Accelerating Lakehouse Reads with Quanton Engine

Overview

Data engineers spend considerable effort tuning Spark applications—adjusting partition counts, optimizing joins, and refining execution plans. Yet many workloads continue to spend the majority of their runtime simply reading Apache Hudi, Apache Iceberg, or Parquet tables.

As organizations scale their lakehouse environments, the efficiency of the scan path becomes increasingly important. Before a query can execute business logic, it must retrieve data from object storage, decode columnar files, and prepare data for distributed execution. These foundational operations often become the primary source of latency.
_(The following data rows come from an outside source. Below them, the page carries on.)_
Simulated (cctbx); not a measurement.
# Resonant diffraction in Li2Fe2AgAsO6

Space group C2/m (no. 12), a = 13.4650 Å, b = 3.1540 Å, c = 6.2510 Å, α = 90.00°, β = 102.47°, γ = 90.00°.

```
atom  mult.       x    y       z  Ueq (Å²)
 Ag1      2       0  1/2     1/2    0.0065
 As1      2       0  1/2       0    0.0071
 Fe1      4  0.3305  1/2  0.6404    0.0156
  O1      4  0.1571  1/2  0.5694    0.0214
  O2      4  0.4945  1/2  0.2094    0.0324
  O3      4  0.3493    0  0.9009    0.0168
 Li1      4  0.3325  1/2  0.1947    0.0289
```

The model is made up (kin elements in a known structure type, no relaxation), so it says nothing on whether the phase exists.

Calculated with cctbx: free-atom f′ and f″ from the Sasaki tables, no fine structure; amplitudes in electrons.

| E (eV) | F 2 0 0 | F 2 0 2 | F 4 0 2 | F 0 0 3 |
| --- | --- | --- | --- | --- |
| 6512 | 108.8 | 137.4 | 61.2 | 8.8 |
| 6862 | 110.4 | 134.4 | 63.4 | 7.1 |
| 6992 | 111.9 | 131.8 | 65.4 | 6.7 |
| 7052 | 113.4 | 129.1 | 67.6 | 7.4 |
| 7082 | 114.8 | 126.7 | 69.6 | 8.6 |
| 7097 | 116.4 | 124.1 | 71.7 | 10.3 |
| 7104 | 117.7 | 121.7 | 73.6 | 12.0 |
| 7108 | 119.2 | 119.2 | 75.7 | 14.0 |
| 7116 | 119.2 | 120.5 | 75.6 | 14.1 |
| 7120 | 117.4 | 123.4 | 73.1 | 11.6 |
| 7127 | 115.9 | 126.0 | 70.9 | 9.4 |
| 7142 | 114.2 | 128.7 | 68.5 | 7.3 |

Quanton Engine was designed to accelerate this first mile of data processing by optimizing the components that dominate scan-stage performance.

The problem: why table reads remain slow

Even after extensive Spark tuning, data engineers frequently observe long query execution times when reading Hudi, Iceberg, or Parquet datasets. The root cause is often found in three key stages of query execution.

Object storage access

Cloud object stores such as Amazon S3, Google Cloud Storage, and Azure Blob Storage introduce significantly higher latency than local file systems. Engines must perform numerous metadata requests, file listings, and remote reads before processing begins — and as datasets grow to millions of files, these operations become a major contributor to overall query latency.

Parquet decoding overhead

Parquet is highly efficient for storage, but decoding it requires substantial CPU: data must be decompressed, decoded, and converted into in-memory structures. For many analytical workloads, scan-stage CPU is dominated by Parquet deserialization rather than the actual query execution.

Shuffle amplification

Once scanned, data must often be repartitioned across the cluster to satisfy joins and aggregations. This shuffle generates additional network traffic, disk I/O, and serialization overhead — so a large share of runtime is spent moving and transforming data rather than executing business logic.

How Quanton solves these challenges

Quanton Engine optimizes the entire scan pipeline end to end instead of treating storage, decoding, and shuffle as independent problems.

01 · STORAGE

Optimized object-store client

A storage access layer engineered specifically for cloud object stores. By reducing metadata overhead, improving request efficiency, and optimizing read patterns, Quanton minimizes remote-access latency — so scan stages begin processing sooner and sustain higher throughput throughout execution.

02 · DECODE

Native Rust vectorized Parquet reader

Quanton replaces traditional JVM-based decode paths with a native Rust implementation that processes data in batches. Vectorized execution cuts CPU overhead while improving cache utilization and memory efficiency — dramatically speeding up Parquet decompression and deserialization.

03 · SHUFFLE

Arrow-based columnar shuffle

Beyond the scan phase, Quanton keeps data in a columnar Apache Arrow representation during movement instead of repeatedly serializing and deserializing row-oriented structures. That reduces CPU consumption, network overhead, and memory pressure during repartitioning.

Together, these optimizations create a highly efficient path from object storage to query execution.

Benchmarking results

To evaluate performance, we benchmarked Quanton Engine against Apache Spark using TPC-DS Query 23, a representative analytical workload that includes substantial scan and shuffle activity.

The results show that Quanton significantly accelerates the scan phase of execution — approximately 7× lower execution time across two major scan stages.

Apache Spark stage execution times on TPC-DS Query 23 — the two major scan stages take 3.7 and 3.5 minutes. — Apache Spark — the two major scan stages on TPC-DS Query 23 take 3.7 and 3.5 minutes.

Quanton stage execution times on TPC-DS Query 23 — the same two scan stages take 34 and 35 seconds. — Quanton — the same two scan stages complete in 34 and 35 seconds, roughly 7× faster.

These improvements translate directly into faster query completion times, better infrastructure utilization, and lower overall processing costs.

Conclusion

As data lakehouse deployments continue to scale, optimizing the scan path becomes increasingly important. Traditional Spark optimizations can improve downstream execution, but they do not address the fundamental bottlenecks introduced by object storage access, Parquet decoding, and shuffle operations.

Quanton Engine tackles these challenges holistically, delivering substantial performance gains by accelerating every stage of the data read pipeline. The result is a faster, more efficient execution engine that allows organizations to extract greater value from their lakehouse architectures while reducing both latency and infrastructure costs.